Saudi America’s Oil Boom

  • Date: 15/02/14
  • The Economist

The energy boom is good for America and the world. It would be nice if Barack Obama helped a bit

“RISE early, work hard, strike oil.” The late oil baron J. Paul Getty’s formula for success is working rather well for America, which may already have surpassed Russia as the world’s largest producer of oil and gas (see article). By 2020 it should have overtaken Saudi Arabia as the largest pumper of oil, the more valuable fuel. By then the “fracking” revolution—a clever way of extracting oil and gas from shale deposits—should have added 2-4% to American GDP and created twice as many jobs than carmaking provides today.

All this is a credit to American ingenuity. Commodities have been a mixed blessing for other countries (see our leader on Argentina). But this oil boom is earned: it owes less to geological luck than enterprise, ready finance and dazzling technology. America’s energy firms have invested in new ways of pumping out hydrocarbons that everyone knew were there but could not extract economically. The new oilfields in Texas and North Dakota resemble high-tech factories. “Directional” drills guided by satellite technology bore miles down, turn, bore miles to the side and hit a target no bigger than a truck wheel. Thousands of gallons of water are then injected to open hairline cracks in the rock, and the oil and gas are sucked out.

From the point of view of the rest of the world, the new American petrostate is useful. Fracking provides a source of energy that is not only new but also relatively clean, cheap and without political strings. It should reduce the dependence on dirty fuels, such as coal, and extortionate suppliers, such as Russia. Moreover, fracking is unusually flexible. Setting up an oil rig in the Gulf of Mexico can take years. But America’s frackers can sink wells and start pumping within weeks. So if the oil price spikes, they drill more wells. If it falls, they let old ones run down. In theory, fracking should make future oil shocks less severe, because American producers can respond quickly.

Fracking all over the world

Some foreign-policy wonks argue that this dramatic change in America’s fortunes argues for a fundamental change in the country’s foreign policy. If America can produce its own oil, they argue, why waste so much blood and treasure policing the Middle East? Yet even if it were politically sensible for America to disengage from the world—which this newspaper does not believe it is—the economic logic is flawed. The price of oil depends on global supply and demand, so Middle Eastern producers will remain vital for the foreseeable future. It is in the superpower’s interest to keep Gulf sea lanes open (and not to invite China to do the job instead).

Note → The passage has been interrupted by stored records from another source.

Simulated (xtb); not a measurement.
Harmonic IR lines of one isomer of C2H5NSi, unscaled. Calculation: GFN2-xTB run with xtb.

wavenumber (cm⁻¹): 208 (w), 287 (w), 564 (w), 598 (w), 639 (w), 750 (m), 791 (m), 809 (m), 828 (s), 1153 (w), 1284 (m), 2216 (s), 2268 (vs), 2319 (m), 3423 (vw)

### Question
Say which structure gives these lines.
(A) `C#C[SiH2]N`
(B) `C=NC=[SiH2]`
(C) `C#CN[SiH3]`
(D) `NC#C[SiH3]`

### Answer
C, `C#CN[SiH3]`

Although America’s foreign policy should not change, its energy policy should. Its ban on the export of crude oil, for instance, dating from the 1970s, was intended to secure supplies for American consumers. But its main effect is to hand a windfall to refiners, who buy oil cheaply and sell petrol at the global price. Barack Obama should lift it so that newly fracked oil can be sold wherever it makes the most cash. And he should approve the Keystone XL pipeline, which would carry oil from Canada’s tar sands to American refineries; an exhaustive official study has deemed the project environmentally sound.

America does not ban the export of natural gas, but it makes getting permits insanely slow. Fracking has made gas extraordinarily cheap in America. In Asia it sells for more than triple the price; in Europe, double. Even allowing for the hefty cost of liquefying it and shipping it, there are huge profits to be made from this spread. The main beneficiaries of the complicated export-permit regime are American petrochemical firms, which love cheap gas and lobby for it.